Wednesday, 23 December 2015

The Shamrock Case (Amelia Moore Detective Series #2) by Linda Weaver Clarke (2014)



Amelia Moore, the founder of the Moore Detective Agency, specialises in missing persons. Her cases have taken her to some very interesting places and put her in some dangerous situations, but she always solves the case. With the help of Rick Bonito, her new partner, her business is flourishing. 

When Amelia is hired to search for her client’s grandparents, the case takes them to Ireland. Kate must learn about her heritage. Who are her grandparents and could they still be alive after all these years? Why did her parents leave Ireland suddenly and move to America? Is there more to this case than meets the eye?


There is much that I enjoyed about this simple, sweet, mystery romance. It is a quick and easy read. Amelia and Rick's quest to locate their client's grandparents was an interesting story and it had an unexpected twist at the end.
The story is set in Ireland and the author did a lovely job of writing about it. The characters have an almost childlike appreciation of all the sights, tastes and sounds they experience during their visit. You almost feel like you are on the tourist trail with them. Rick and Amelia make a cute pair and their romance blossoms a little bit more during their trip here. There are a few humorous scenes as Amelia keeps forgetting her raincoat and they have to brave the weather together. I felt like telling her to get a mini umbrella for her handbag!
Although the pair enjoyed the folk music in the pub they didn't get to experience true Irish traditional music and dance. After all Danny Boy is only a hundred years old. I think the couple would have had tremendous fun at a céilí dance. 
There is less suspense in The Shamrock Case compared to their first adventure in The Bali Mystery but fans of the series should enjoy it no less.


   


There are a few things that I would edit if revisions were ever being made. 
We don't have ranches here in Ireland. They are simply called farms. 
We also don't have vacations. We go on holidays or come home on holidays. 
The currency in Ireland is the Euro and not Pounds. The Pound is the currency of England. 
We don't refer to Ireland's many rebellions and struggle for independence as religious wars. Our political history and relationship with England is much more complex than this.
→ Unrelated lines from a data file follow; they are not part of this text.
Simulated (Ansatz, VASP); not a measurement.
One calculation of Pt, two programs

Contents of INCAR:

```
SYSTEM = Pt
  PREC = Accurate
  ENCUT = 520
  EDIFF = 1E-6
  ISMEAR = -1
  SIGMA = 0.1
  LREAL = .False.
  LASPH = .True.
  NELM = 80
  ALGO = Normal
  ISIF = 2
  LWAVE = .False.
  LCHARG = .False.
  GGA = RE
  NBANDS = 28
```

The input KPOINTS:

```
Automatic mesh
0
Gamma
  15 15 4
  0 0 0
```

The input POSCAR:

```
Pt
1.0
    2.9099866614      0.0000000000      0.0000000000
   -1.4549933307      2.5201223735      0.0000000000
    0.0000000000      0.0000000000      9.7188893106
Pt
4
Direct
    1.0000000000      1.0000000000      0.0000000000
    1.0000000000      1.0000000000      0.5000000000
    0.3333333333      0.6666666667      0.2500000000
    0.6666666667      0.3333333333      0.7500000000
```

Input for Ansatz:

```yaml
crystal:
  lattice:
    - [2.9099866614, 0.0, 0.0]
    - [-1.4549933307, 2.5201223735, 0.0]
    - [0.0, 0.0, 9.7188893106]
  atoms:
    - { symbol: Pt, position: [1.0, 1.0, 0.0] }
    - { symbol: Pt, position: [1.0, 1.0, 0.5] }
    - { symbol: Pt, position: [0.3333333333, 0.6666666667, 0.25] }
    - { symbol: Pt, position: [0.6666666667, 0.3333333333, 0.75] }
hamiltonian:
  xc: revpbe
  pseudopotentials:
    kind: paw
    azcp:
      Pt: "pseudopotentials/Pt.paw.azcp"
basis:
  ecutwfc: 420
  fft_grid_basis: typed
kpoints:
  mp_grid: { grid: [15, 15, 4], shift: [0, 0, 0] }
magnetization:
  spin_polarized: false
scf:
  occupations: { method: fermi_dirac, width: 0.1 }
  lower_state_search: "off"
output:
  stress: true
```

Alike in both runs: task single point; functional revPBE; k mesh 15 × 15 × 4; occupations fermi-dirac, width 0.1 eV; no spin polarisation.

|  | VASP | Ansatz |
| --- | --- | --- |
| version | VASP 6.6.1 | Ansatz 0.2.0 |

There is the inevitable stereotyping that goes on when writing about Ireland. Everyone is very religious. One of the characters is a wealthy horse breeder. All the characters speak with a 'thick Irish brogue' and on their first day in Ireland Amelia is the subject of harassment from two drunk men.

The mystery surrounding the couple who eloped to America just didn't ring true to something that would happen in modern Ireland but rather something that would happen in the nineteenth century. We are told that the author was inspired by events that occurred in her own family and those events happened in the 1800s.
I would have updated the story a little bit to tie in with a modern Ireland that has moved away from the religiosity and stranglehold that the Catholic Church had on this country for generations.

I was a little confused about the religious background of the characters. Kate's father was Catholic. Her mother's records were found in the Anglican church but both abandoned their Catholic faith to join an unnamed new religion. Did she convert to Catholicism when she married? I found this a bit confusing. It would have made more sense for the family to have fallen out because a Catholic was marrying a Protestant. This would have been more realistic for the time period especially if the location was Northern Ireland, instead of County Cork, placing them in the middle of The Troubles. 

Amelia and Rick were excited to try Irish food. I found it strange when Rick excitedly announced that for his first Irish dish he wanted corned beef and cabbage. I've never eaten this. I don't know anyone who eats it and I've never seen it on menus either. It doesn't sound like a culinary delight. But I don't live in the touristy areas that Rick and Amelia visited. A little Google search cleared it up for me and I found a couple of interesting links about food and Irish emigrants in America. 


I received a copy in exchange for an honest review.